China’s economic growth rate at 6.6% in 2018 is the country’s slowest in the last three decades, the official data from the National Bureau of Statistics showed. Reports of massive layoffs, cutthroat competition, and market saturations are not painting a pretty picture either.
The job postings in the IT and Internet sectors saw a critical 51% year-on-year drop, according to The China Institute for Employment Research. The report published in Q3 2018 also highlighted the declining trend in the last two quarters.
Meanwhile, the after-hours work has become the unspoken standard in China’s TMT industry (technology, media and telecommunication). The debate over long hours picked up momentum after Bai Ya, CEO of e-commerce company Youzan, publicly endorsed the 996 (working from 9 am to 9 pm, 6 days a week) work culture. Zhang, a Huawei staff, told the Passage that 996 is already a norm in the industry except Youzan said it in open.
According to Pedata, an investment consultancy firm in China, the amount of money raised by early-stage investors fell 65.4% year-on-year in Q3 2018 and the number of deals dropped by 74.4%. On the startup side, the last four quarters from Q4 2017 to Q3 2018 saw an 11% decline in funds compared to the previous four quarters. Besides, the number of venture capital deals in China fell 25% percent year on year to 713 in Q4 2018, according to data research firm Preqin.
What’s more, the trade war with the US has amplified the ‘winter is coming’ chatter in the Chinese business circles.
Rhodium Group, a research firm tracking Chinese investment in the US, recorded an 84% nosedive in Chinese FDI in the US at USD 4.8 billion in 2018 as opposed to USD 29 billion in 2017 and USD 46 billion in 2016. “More restrictive Chinese policies, stepped-up US investment screening and deterioration of US-China relations had curbed Chinese investors’ appetite for US assets in 2017. In 2018 this slowdown deepened as new investment dropped to a seven-year low,” the report noted.

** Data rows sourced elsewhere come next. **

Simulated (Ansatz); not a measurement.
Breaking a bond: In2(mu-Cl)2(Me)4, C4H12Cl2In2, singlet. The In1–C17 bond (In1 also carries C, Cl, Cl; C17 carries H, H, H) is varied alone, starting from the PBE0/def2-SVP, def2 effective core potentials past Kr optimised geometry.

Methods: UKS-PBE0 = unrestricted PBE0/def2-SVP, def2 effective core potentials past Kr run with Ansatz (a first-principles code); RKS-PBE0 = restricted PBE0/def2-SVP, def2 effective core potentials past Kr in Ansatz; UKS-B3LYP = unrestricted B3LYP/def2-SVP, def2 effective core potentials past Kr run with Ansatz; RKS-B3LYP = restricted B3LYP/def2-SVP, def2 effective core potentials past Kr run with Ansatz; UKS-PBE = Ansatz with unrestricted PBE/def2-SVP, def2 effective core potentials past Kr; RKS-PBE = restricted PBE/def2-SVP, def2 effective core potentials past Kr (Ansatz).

India has become the hotspot for startups after China and the US. At the same time, Chinese investments in India have risen at a compound annual growth rate of 23% to reach INR 123.6 billion (USD 1.7 billion) between 2000 and 2018 (as of March). “The US, and more recently China, have been investing heavily in start-ups in India as they have recognised the untapped potential of Indian markets which few other countries can rival. In addition to that, there has also been interesting companies coming up in deep tech, health tech, IOT, enterprise etc which are all signs of ecosystem developing with healthy breadth of companies,” said Ankur Pahwa, partner and national leader, e-commerce and consumer internet, EY LLP.
Chinese companies account for 42% of investments received under India government’s Invest India agency, according to a KPMG report.
"Early stage venture capital is a lot less influenced by macroeconomic and geo political issues. Venture-capital tends to go to sectors and regions where the risk-reward trade-off is most attractive. In India we are seeing a whole generation of users come online via the mobile Internet for the very first time." Shripati Acharya, Managing Partner, Prime Venture Partners, explained, "From that standpoint it is an unprecedented opportunity. And I think that is the reason why risk capital from China (and other international investors) is coming towards the Indian ecosystem."
Pahwa said the slowdown in China would mean a greater focus on India. “But it doesn’t mean more investments - which is where developing the ecosystem plays a big part in attracting investments,” he added.
Satish Meena, an analyst from Forrester Research, said it would take time for the Indian market to capture and digest the investments. “There are not enough big fishes like OYO that actually have the volume to accommodate that kind of funding,” he said, “The investment will come but it's not like you just open a tap and everything will flow to India. It's going to be a gradual shift.”
Alok Goyal, partner at Stellaris venture, is bullish on Indian venture market’s global scale. He believes the slowdown and China-US trade conflict are good news for India in terms of foreign investments. “Chinese money will be of particular interest to Indian companies as well as funds as they will bring expertise of a market with some similar characteristics,” he said.
Satish also stressed on the same idea. “With the similarities, they know how to cater to the Indian audience”, he said. China’s Xiaomi, which is shifting focus from the saturated market in China to copy the whole MI ecosystem in India, is a good case in point, he added.
India could become the hotbed for Chinese companies. “The investment trend in 2019 should pick up. Last year, most of the funding went to companies that have shown some capability to scale up,” Satish said. The statistics also back this claim. Though both the number of deals and the total amount of investments has dropped, the average money in each deal increased by 22.7% year-on-year in Q3 2018.
On the other side of the track, Hanson, a Chinese investor from Morningside Capital, said they neither cut down on the investment capital last year nor faced issues in raising funds. “Actually there have been several quite big investments in China. We have been very positive about Chinese market. We also plan big on Indian market, but that has nothing to do with the declining trend of China’s domestic investment. What matters is still the profile of the individual company,” he added.